Bob Frisk: A passage in time as grandson graduates from high school
Grandson, did I miss a month? Or two or three or four or more? Where did all the years go?
You can't possibly be 18 and ready to graduate on Saturday, June 11, from Madison West High School in Wisconsin and then enter the University of Minnesota in the fall.
Incredibly, your high school graduation has arrived. I wrote you annual letters in the Daily Herald for the first 10 years of your life until I retired in 2008. Readers got to know you and saw your picture as you grew up on these pages. And then the letters stopped as I entered a new chapter in my life.
Because of encouragement from friends, which I sincerely appreciated, I decided to write you another letter when you entered high school in 2012.

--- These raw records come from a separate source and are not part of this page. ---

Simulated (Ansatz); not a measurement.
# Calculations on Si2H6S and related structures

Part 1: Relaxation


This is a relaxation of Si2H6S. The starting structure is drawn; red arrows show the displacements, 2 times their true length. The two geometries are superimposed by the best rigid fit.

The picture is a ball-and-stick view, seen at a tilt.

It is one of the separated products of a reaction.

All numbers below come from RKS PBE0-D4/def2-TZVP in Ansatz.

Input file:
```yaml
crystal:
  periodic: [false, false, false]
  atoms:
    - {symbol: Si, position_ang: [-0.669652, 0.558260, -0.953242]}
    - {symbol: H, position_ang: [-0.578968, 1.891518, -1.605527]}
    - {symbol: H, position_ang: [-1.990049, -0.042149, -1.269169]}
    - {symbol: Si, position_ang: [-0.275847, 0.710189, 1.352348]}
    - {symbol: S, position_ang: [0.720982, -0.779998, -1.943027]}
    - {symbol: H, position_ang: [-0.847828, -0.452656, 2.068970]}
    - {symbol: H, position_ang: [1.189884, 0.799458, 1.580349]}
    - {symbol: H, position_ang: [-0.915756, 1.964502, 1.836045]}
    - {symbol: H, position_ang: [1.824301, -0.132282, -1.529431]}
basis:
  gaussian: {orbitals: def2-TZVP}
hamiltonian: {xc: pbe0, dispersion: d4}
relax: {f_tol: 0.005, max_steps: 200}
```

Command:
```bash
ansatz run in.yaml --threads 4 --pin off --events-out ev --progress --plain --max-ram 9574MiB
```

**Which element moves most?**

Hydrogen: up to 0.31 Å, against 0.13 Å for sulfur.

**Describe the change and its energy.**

I'm back again today, four years later.
"Climb every mountain. Ford every stream.
"Follow every rainbow ... till you find your dream."
People perceive and respond to music in different ways. You can't deny its power. I'll admit I'm not in tune with today's pop music scene, but I hope you cut me some slack. Remember, I'm a senior citizen, who soon hits The Big 8-0.
I'm the kind of guy who will stop and listen to Bette Midler's "Wind Beneath My Wings" or John Lennon's "Imagine" or Paul McCartney's "Yesterday." There's very little that Frank Sinatra contributed over the years that I don't like. Maybe this all makes me a little square in the eyes of today's teenagers, but I am comfortable with that.
There's another piece of music that really gets to me and it involves these same teenagers and is heard across the country at this time of the year. Mark, you and your high school graduates will be a part of an event that has music with melodies that convey a complex of emotions, that sounds triumphant but with an underlying quality of nostalgia.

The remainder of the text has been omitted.